Article taken from The Guardian.
The actor broke through with films like Boyz n the Hood and Jerry Maguire, but with Oscar buzz around her new movie, she’s really hitting her stride
In all the heat and light of prediction surrounding this year’s Oscar shortlists, one category appears easier to call than most. Regina King has long been an odds-on favourite as best supporting actress for her role in the adaptation of James Baldwin’s novel If Beale Street Could Talk. At 48, King is having something of a repetitive red carpet moment. Of the dozen nominations she has received for her performance from different award ceremonies, she has so far come out on top in 11, including the Golden Globes. When I spoke to her on the phone in Los Angeles, she was inevitably in the midst of hair and makeup for another round of accolades that evening. “I have never really been a part of this thing called awards season,” she said, with a low laugh. “It’s like a new full-time job. I’m not complaining – just stating!”

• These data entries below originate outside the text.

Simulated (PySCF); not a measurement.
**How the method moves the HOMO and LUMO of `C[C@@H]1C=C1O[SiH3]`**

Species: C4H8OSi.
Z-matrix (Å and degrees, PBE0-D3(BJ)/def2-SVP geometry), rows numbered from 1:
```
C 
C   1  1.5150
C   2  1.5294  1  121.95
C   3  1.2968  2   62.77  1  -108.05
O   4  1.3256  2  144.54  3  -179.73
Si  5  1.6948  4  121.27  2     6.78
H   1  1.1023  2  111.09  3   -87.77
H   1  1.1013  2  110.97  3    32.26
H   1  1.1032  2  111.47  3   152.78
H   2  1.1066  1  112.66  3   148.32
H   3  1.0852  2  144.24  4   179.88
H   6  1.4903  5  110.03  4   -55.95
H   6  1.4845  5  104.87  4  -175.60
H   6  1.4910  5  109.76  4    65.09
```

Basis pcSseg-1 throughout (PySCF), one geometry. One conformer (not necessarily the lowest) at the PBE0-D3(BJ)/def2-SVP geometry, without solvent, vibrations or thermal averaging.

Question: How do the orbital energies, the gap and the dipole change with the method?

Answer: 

The proper recognition of King’s screen presence is stupidly overdue. Since her movie debut in John Singleton’s Boyz n the Hood she has made a speciality of providing the emotional scaffolding of numerous films and TV series, the superstructure on which other, flashier talents can rely. The pattern was set in Jerry Maguire, where King played the kickass wife of a self-destructive American football star, and delivered a true beating heart to set against the hyperactive bromance between Cuba Gooding Jr and Tom Cruise. She has in the past decade graduated to pivotal roles in the garlanded TV series American Crime, and as the Emmy award-winning star in last year’s Seven Seconds in which she played, with ravaged grace, a mother fighting for Black Lives Matter justice for a son killed by a white police officer in a car accident.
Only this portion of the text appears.